Resource Management Framework:

  • Memory-constrained execution with 90% GPU memory allocation ceiling
  • Automatic CPU offloading for overflow allocation with transparent fallback mechanisms
  • CUDA availability detection with seamless CPU-only execution mode

Model Serialization Pipeline:

  • Intermediate checkpoint persistence in HuggingFace-compatible format
  • Integration with llama.cpp quantization toolchain for production deployment
  • Target quantization: Q6_K precision with GGUF container format

Directory Structure Specifications:

  • Local model repository: ../full_models/<model-identifier-without-namespace>/
  • Cross-platform path resolution with consistent behavior across execution environments

Environment

  • Python: 3.13.3
  • PyTorch: 2.8.0 (tested with both CPU and CUDA 12.6)
  • torch-pruning: latest (pip)
  • transformers: latest (pip)
  • accelerate: latest (pip)
  • OS: Windows 11

Affected Models

  • argilla/CapybaraHermes-2.5-Mistral-7B
  • TinyLlama/TinyLlama-1.1B-Chat-v1.0
  • All LlamaForCausalLM and MistralForCausalLM based models

Error Sequence 1: Tuple Input to Embedding Layer

Script Snippet

# Initial torch-pruning approach with tuple input format
enc = tokenizer("Hallo Welt", return_tensors="pt")
example_inputs = enc["input_ids"].to(next(model.parameters()).device)

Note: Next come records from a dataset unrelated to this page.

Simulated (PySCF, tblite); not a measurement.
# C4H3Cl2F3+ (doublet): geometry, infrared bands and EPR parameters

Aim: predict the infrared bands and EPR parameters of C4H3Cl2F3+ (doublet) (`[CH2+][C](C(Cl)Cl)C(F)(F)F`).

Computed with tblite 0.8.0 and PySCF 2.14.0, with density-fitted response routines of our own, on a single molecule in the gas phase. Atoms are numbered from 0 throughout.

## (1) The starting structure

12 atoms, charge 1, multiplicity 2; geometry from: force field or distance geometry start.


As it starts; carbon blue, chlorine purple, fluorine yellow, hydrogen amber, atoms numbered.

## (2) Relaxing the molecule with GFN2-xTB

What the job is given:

DG = tp.DependencyGraph().build_dependency(
    model, 
    example_inputs=example_inputs  # Direct tensor input
)

Error

TypeError: embedding(): argument 'indices' (position 2) must be Tensor, not tuple
    at torch.nn.functional.py:2551, in embedding
    return torch.embedding(weight, input, padding_idx, scale_grad_by_freq, sparse)

What Triggers This Error

The error occurs when the dependency graph attempts to trace through the model's embedding layer. The build_dependency method internally creates a forward function that passes inputs as positional arguments, but Transformers models expect keyword arguments like input_ids=tensor.

Reproduction

import torch
from transformers import AutoModelForCausalLM, AutoTokenizer
import torch_pruning as tp

# Load local model
model = AutoModelForCausalLM.from_pretrained("../full_models/TinyLlama-1.1B-Chat-v1.0")
tokenizer = AutoTokenizer.from_pretrained("../full_models/TinyLlama-1.1B-Chat-v1.0")

enc = tokenizer("Test", return_tensors="pt")
example_inputs = enc["input_ids"]

# This triggers the TypeError
DG = tp.DependencyGraph().build_dependency(model, example_inputs=example_inputs)

Expected vs Actual Behavior

  • Expected: The dependency graph should build successfully with standard transformer model inputs
  • Actual: TypeError occurs because the embedding layer receives incompatible argument format

Error Explanation

Transformers models require keyword argument calls (model(input_ids=tensor)) rather than positional calls (model(tensor)). The default dependency graph construction assumes vision model patterns where inputs can be passed positionally, leading to argument mismatch at the embedding layer level.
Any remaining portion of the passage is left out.